However, there are the following challenges:

1. Each lruvec has between MIN_NR_GENS and MAX_NR_GENS generations, the
    number of generations of the parent and child memcg may be different,
    so we cannot simply transfer MGLRU folios in the child memcg to the
    parent memcg as we did for traditional LRU folios.
2. The generation information is stored in folio->flags, but we cannot
    traverse these folios while holding the lru lock, otherwise it may
    cause softlockup.
3. In walk_update_folio(), the gen of folio and corresponding lru size
    may be updated, but the folio is not immediately moved to the
    corresponding lru list. Therefore, there may be folios of different
    generations on an LRU list.
4. In lru_gen_del_folio(), the generation to which the folio belongs is
    found based on the generation information in folio->flags, and the
    corresponding LRU size will be updated. Therefore, we need to update
    the lru size correctly during reparenting, otherwise the lru size may
    be updated incorrectly in lru_gen_del_folio().
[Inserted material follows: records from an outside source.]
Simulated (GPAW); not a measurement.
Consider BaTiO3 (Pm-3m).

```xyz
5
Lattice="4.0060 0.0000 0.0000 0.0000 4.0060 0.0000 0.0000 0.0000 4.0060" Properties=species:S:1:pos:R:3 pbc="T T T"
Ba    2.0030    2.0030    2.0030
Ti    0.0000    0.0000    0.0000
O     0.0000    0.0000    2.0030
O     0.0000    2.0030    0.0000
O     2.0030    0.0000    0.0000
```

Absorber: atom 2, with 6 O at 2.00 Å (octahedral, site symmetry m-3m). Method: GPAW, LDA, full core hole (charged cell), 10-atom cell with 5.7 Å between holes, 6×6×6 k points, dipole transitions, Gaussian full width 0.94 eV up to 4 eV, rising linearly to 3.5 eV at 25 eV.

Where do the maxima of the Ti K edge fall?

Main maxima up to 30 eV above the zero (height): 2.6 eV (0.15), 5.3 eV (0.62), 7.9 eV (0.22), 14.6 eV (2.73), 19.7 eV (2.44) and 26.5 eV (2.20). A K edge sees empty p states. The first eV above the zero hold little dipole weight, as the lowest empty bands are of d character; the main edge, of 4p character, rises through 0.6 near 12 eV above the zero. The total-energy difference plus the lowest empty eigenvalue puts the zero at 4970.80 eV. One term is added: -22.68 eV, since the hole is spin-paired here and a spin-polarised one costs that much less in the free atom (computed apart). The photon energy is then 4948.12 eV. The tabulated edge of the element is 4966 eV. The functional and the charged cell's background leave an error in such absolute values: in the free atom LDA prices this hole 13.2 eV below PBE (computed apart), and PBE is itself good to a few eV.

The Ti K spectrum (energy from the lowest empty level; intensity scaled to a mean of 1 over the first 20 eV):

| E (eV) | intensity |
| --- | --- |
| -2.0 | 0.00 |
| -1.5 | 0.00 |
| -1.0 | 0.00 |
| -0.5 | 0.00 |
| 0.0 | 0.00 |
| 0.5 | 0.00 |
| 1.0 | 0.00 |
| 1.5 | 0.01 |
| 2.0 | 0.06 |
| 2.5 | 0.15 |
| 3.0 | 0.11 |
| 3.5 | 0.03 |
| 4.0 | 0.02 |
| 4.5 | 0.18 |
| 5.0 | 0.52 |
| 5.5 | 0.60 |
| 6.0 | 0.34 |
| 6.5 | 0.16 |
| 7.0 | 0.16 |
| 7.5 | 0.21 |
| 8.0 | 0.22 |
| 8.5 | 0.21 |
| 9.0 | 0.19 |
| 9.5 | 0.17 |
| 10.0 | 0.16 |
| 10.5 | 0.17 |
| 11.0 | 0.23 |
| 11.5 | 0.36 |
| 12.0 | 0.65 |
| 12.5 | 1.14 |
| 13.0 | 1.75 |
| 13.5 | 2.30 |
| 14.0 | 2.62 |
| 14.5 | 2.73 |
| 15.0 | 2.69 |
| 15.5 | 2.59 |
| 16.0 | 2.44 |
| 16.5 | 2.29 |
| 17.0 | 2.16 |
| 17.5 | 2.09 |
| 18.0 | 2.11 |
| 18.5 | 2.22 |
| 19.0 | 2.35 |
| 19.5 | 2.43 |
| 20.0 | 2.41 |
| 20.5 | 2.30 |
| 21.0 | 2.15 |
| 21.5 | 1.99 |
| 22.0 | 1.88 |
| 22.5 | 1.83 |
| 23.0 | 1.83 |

Finally, this patch chose a compromise method, which is to splice the lru
list in the child memcg to the lru list of the same generation in the
parent memcg during reparenting. And in order to ensure that the parent
memcg has the same generation, we need to increase the generations in the
parent memcg to the MAX_NR_GENS before reparenting.

Of course, the same generation has different meanings in the parent and
child memcg, this will cause confusion in the hot and cold information of
folios. But other than that, this method is simple enough, the lru size
is correct, and there is no need to consider some concurrency issues (such
as lru_gen_del_folio()).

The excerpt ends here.